Instructions Before Reading

I stand by the right to publish incomplete snippets. The point of this blog is to share life. If there is a unity in my life, it will become apparent what that unity is. No post is a complete thought, theology, worldview, or poem within itself, it must be taken within the context of the entirety of this blog, considerations of who I am in public as well as who I am in extreme situations like when I am forced to wake up at 4:30 in the morning to help my wife jump start her car in 20 degree weather.

I recognize my right as a flawed human being to do the following: 1) be wrong, 2) change my mind, 3) be inconsistent, 4) have improper grammar and spelling conventions. You are just as flawed, wrong, capricious, and prone to theological alteration as I am... so get over it.

What Makes Something Meaningful?

Let's cut to the chase. We want something honest.

Now that I answered my question, allow me to elaborate.

The most meaningful, and I would argue life changing, conversations I have taken in were not planned, organized, programized (new word), or taken from an outline in a book about having meaningful conversations. They snuck up on me as if I were an unsuspecting bird bathing under the supervision of some tiger like tabby cat.

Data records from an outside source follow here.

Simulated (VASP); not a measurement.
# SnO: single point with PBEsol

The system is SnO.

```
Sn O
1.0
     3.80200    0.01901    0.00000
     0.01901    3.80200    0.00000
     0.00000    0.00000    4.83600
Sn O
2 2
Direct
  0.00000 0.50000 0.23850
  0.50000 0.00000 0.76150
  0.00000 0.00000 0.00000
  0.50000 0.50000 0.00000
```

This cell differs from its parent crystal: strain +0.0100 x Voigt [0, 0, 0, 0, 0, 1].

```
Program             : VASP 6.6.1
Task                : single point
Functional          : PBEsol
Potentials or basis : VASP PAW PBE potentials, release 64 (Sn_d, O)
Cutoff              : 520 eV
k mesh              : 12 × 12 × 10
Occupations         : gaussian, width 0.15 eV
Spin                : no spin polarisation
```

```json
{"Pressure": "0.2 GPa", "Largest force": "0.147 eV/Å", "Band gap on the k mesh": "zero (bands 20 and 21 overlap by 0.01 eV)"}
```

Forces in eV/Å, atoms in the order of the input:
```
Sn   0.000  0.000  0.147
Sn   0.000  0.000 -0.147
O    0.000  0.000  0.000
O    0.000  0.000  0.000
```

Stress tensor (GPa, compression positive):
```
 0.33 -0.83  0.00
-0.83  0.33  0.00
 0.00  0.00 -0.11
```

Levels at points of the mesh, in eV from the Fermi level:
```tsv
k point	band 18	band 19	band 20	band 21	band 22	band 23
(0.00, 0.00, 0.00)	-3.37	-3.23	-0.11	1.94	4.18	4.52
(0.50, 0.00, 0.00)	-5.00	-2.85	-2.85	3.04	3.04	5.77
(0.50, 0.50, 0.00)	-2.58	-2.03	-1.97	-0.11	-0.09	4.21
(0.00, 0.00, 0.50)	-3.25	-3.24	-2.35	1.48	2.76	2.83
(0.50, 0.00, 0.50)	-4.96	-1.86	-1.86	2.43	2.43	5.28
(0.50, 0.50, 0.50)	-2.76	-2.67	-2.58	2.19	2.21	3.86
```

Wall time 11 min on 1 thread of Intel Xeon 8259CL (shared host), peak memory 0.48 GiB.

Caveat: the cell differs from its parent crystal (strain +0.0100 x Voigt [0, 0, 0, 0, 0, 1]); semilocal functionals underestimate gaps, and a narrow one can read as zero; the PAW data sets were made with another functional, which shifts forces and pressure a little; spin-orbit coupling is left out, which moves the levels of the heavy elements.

These sorts of encounters only started to happen when I learned to be honest, and not in the generic I am human and have problems sense. I used to do that to make myself approachable and likable, and sometimes even 'spiritual', as if my generic issues made me qualified to understand grace. Until I learned to shame myself in front of someone and put myself in the position where they could justifiably wonder why they would want to talk to me, I didn't encounter much in the way of this sort of life changing heart exchange.

These sorts of encounters never happened in Bible studies. I'm not sure this was the fault of the Bible, or God, because most of my meaningful moments came back to Him and His thoughts. I think it has something more to do with what people do when they get in situations like that. You're showing up to this thing where you sit with a bunch of people you somewhat know with the intent of finding some deep spiritual truth that no one in the history of the world has discovered before in the course of about 30 minutes. What usually ends up happening is that someone asks generic questions that the verse just read obviously answers. If not that, then things head off on the most impractical yet divisive theological issues you can think of. I hope to never attend another Bible study again. On the other hand I very much hope to explore life through the thoughts of God, within deep relationships, many more times.

These sorts of encounters didn't always have a singular point. They sort of meandered around whatever God forsaking trouble I, or my co-explorer had got into, asking the whys and hows and how to get back to innocence. I don't apologize to say that not everything in life has to be a coherent, singular, point. Record your focused conversation sometime and see just how thesis like it really is. This doesn't scare me as much as it used to. I don't think this means that life isn't coherent, I think it just means that maybe the unifying theme is something deeper and more relational than a few tidy points. Maybe that's why we can't wait for the Bible study to get over so we can play cards and laugh together.